How many came? I don’t know. Maybe some day, looking through boxes, we’ll find  report of that day.
You can look around the church an see the history: the rainbow flag that has hung here for 33 years, the balconies where the 1982 march against nuclear proliferation was planned by SANE and FREEZE. The plaque renaming and rededicating thre Tiffany Window as the Steven Window, in honor of Steven Festa. The theatre designed by Joe Papp where right before the Iraq war a group of formerly homeless and formerly incarcerated people put on a production of Lysistrata as part of the Lysistrata Project, international theatre against the war. Trying vainly to stop it in its tracks. 
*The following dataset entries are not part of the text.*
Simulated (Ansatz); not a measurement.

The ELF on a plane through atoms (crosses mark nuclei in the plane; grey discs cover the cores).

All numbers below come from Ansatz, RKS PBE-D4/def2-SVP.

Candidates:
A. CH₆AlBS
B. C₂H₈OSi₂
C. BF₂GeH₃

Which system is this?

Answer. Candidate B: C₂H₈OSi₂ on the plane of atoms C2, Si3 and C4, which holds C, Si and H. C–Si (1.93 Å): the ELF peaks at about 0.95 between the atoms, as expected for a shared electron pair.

As I preach, I explain how my 1911 predecessors wore black preaching robes like mine, with their doctor’s stripes and  ties. I change into m white alb and my red stole from Guatemala, as Presbyterians rediscovered liturgy, color, the senses. Then, with a nod to  my friend Bruce Reyes Chow, the first tieless moderator,remove my alb, my stole.Two years later, Bruce’s style had become the new norm. In a nod to the most recent trend, I tell them I’d change into jeans if I could.  
That is who we have been. Who we will be is rooted in that legacy and finds expression in our vision of a center for spiritual and social transformation. The scriptures give us some direction for how the message of the Pentecost story helps get us there...
First, in Numbers we read of Eldad and Medad. Found to be prophesying in the camp. Joshua objects. And Moses finally says, Would that all the Lord’s people were prophets and that the lord would put his spirit on them. No leader, can, or should, stand alone. We need people to find their own prophetic role, take on their own responsibility. In the book about Johnny Ray Youngblood’s East Brooklyn Church, Upon this Rock, we read how he started the Eldad and Medad Society to help African-American men to find their own prophetic role. A role that ultimately takes some of the burden away from the leader.
A similar thought is found in the Corinthians passage. .... Many gifts, the same spirit... We each have our own gift, it is important for us to honor, to offer, our own and not seek to be anyone else’s. 
We recently were the home of the play As It is in Heaven, by the Three Graces Company. It’s set in a Kentucky Shaker community of the 19th Century. (They were the first religious group to use the phrase Mother/Father God.  Full equality of men and women, full acceptance of all races...) Their original ecstatic expression had been tamed and ritualized. New members are finding it again. Older leadership is unsure. Is it of the devil? Angels? The special qualities of each are known as gifts....’tis a gift to be simple, ‘tis a gift to be free, tis a gift to come down where we ought to be... Can we shake out of our ritualized, calcified expressions? Rediscover the spirit within us? Rediscover our gifts?
Amanda must sing her song, not someone else’s. If it’s another’s song, make it her own.  When Andre chants the psalm, it is his song. It’s our call to help each person to find their own song and add it to the chorus...when brothers and sisters live together in harmony...

That Pentecostal miracle was one that took the church from a small committed band to  global empire, one that is crumbling,still  somewhere between death and being reborn. All you have to do is go to a presbytery meeting, a synod meeting, a General Assembly Council meeting to see the signs of death. What was is passing. We have the opportunity to be part of, helping to birth, what will be. It will take the power of the Holy Spirit, of Pentecost to get there. 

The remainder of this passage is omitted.